Just as it takes a village to raise a child, it takes a bigger village to keep aircraft flying. The support and control tasks that relate to a flight range from maintenance crews to air traffic control, to avionics specialists and cargo loaders. Paul W. Tibbets, the pilot of the famous Enola Gay B-29 that dropped an atomic bomb on Japan, thus ending World War II, frequently attributed the success of that mission to his crew chief, Technical Sgt. Walter F. McCaleb, and his ground crew. Nonflying jobs are an essential part of aviation, and that's where much growth is anticipated. The future is exciting.

Jobs in space operations are growing rapidly as the commercial use of space increases. Boeing's CST-100 pictured here is America's next manned space vehicle.
Top-rated aeronautical university Embry- Riddle tells us that A&P mechanics are being hired at a record pace, and that their maintenance technician courses are frequently over capacity. Boeing's latest "Market Outlook (2013)" supports this trend and projects a favorable future for maintenance technicians of all specialties—especially mechanics. According to Boeing, 556,000 new technicians will be needed worldwide, just for the airline industry, between now and 2032. According to the Bureau of Labor Statistics, job prospects will be best for mechanics who hold an Airframe and Powerplant (A&P) certificate. Salaries will depend on education, with both Embry-Riddle and Spartan College of Aeronautics and Technology offering some of the largest certificate two-year and four-year degree programs.

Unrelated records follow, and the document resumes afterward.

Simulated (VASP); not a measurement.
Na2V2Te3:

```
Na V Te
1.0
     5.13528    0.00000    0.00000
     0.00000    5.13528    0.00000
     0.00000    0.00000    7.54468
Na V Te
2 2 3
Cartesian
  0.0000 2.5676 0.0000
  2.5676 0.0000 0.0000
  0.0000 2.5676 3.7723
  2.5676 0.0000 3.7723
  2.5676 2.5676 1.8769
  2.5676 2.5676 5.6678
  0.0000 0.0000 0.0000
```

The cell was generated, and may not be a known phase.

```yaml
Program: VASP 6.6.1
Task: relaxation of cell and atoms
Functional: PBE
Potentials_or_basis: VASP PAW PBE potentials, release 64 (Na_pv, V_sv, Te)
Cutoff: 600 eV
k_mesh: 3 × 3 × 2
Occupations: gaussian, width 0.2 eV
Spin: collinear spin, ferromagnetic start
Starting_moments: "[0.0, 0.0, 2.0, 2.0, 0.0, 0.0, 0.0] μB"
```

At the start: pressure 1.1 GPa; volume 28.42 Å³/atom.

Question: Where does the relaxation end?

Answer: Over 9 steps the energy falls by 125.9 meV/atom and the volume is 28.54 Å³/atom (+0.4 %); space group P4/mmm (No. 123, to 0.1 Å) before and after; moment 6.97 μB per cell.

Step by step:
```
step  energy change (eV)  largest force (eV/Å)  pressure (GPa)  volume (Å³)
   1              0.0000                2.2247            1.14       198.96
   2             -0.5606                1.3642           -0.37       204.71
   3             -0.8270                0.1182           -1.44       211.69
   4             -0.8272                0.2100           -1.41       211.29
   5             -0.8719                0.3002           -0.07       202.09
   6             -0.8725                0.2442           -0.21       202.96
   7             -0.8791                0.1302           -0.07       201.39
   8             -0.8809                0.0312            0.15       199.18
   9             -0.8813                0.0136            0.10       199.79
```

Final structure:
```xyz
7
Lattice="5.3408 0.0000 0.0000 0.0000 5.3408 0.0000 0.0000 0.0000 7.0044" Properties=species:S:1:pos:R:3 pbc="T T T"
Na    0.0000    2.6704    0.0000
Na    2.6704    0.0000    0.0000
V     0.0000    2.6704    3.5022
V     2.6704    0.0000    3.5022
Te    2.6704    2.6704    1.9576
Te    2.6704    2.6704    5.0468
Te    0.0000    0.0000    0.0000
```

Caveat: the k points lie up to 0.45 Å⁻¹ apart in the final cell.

Another bright spot in aeronautical careers is that of air traffic controller. The FAA plans to hire some 12,000 air traffic controllers in the next 10 years, while 10,000 controllers will retire during the same period. The current workforce of approximately 15,000 controllers handles the 5,000 flights that are in the air at any given moment over the United States. ATC is more than just tower controllers and includes both air route traffic control center (ARTCC) controllers, as well as terminal radar approach control facilities (TRACON) controllers in 315 air traffic control facilities nationwide. The Next Generation Air Transportation System (NextGen) is taking shape and is changing how controllers work. This exciting move away from land-based control facilities to automatic dependent surveillance broadcast (ADS-B) control is attracting applicants who enjoy the challenge of new technology.